Thursday, July 21, 2011

Itsy Bitsy Teenie Weenie: Papa and the Small Bikini

When did I become such a prude? This was the question when Diva and I opened the box of summer clothes sent by a relative -- and I saw the teenie weenie bikini. A napkin's worth of hot pink and orange fabric, its arrival sent my 6-year-old into paroxysms of delight. She squealed; I reeled.

It was just a bathing suit and not even her first two-piece, but this was the real deal -- not a tankini, not a shorts-and-top set, but a bikini with a low rise and a string tie bandeau. She immediately declared that this was a "big kid" suit, unwittingly putting her finger on the very reason her dads were not over the moon about this outfit.

As she wriggled into it, her long and lean build presented a challenge: The suit might scream "big kid" but it sure didn't say "tall girl." The top was a few inches wide at best, which meant it just barely covered her nipples. The bottom had such a narrow rise that you could see the top of her hip sockets.

According to the label, this tiny ensemble was actually a size too big for her. I had to wonder: What exactly did the smaller versions look like? Color-coordinated Band-Aids and dental floss?

The timing couldn't have been more perfect for Diva: This was was the first day hot enough to use our new blow-up pool. Not surprisingly, she wanted to wear her new bikini, and I told her she could, but I only said yes because we were staying at home.

As she splashed around in the water, the picture of exuberant near nakedness, I couldn't help but be glad that we weren't at a beach with crowds of strangers seeing, well, so much Diva.

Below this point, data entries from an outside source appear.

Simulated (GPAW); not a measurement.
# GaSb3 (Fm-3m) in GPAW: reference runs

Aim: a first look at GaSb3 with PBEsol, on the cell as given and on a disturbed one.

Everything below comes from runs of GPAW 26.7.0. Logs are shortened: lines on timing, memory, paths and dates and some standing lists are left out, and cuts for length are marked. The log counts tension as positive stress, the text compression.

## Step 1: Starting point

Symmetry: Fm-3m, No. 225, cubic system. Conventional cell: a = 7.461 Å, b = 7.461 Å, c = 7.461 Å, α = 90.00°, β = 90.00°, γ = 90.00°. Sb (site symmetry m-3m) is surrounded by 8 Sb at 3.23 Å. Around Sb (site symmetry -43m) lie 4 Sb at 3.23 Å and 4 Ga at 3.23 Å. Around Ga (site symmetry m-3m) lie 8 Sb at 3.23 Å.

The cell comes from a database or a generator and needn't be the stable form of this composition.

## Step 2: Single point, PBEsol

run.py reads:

My visceral response to the bikini prompted a little soul-searching. If I was visiting a country in Scandinavia or Europe where women swim topless, or pausing by a pond in Germany where skinny-dipping was all the rage, I wouldn't find anything particularly scandalous about nudity. And there is nothing inherently provocative about Diva's body, which is that of a child, just a long rubber band in motion. So it wasn't the flesh that bothered me -- it was the bikini itself. And what sense did that make?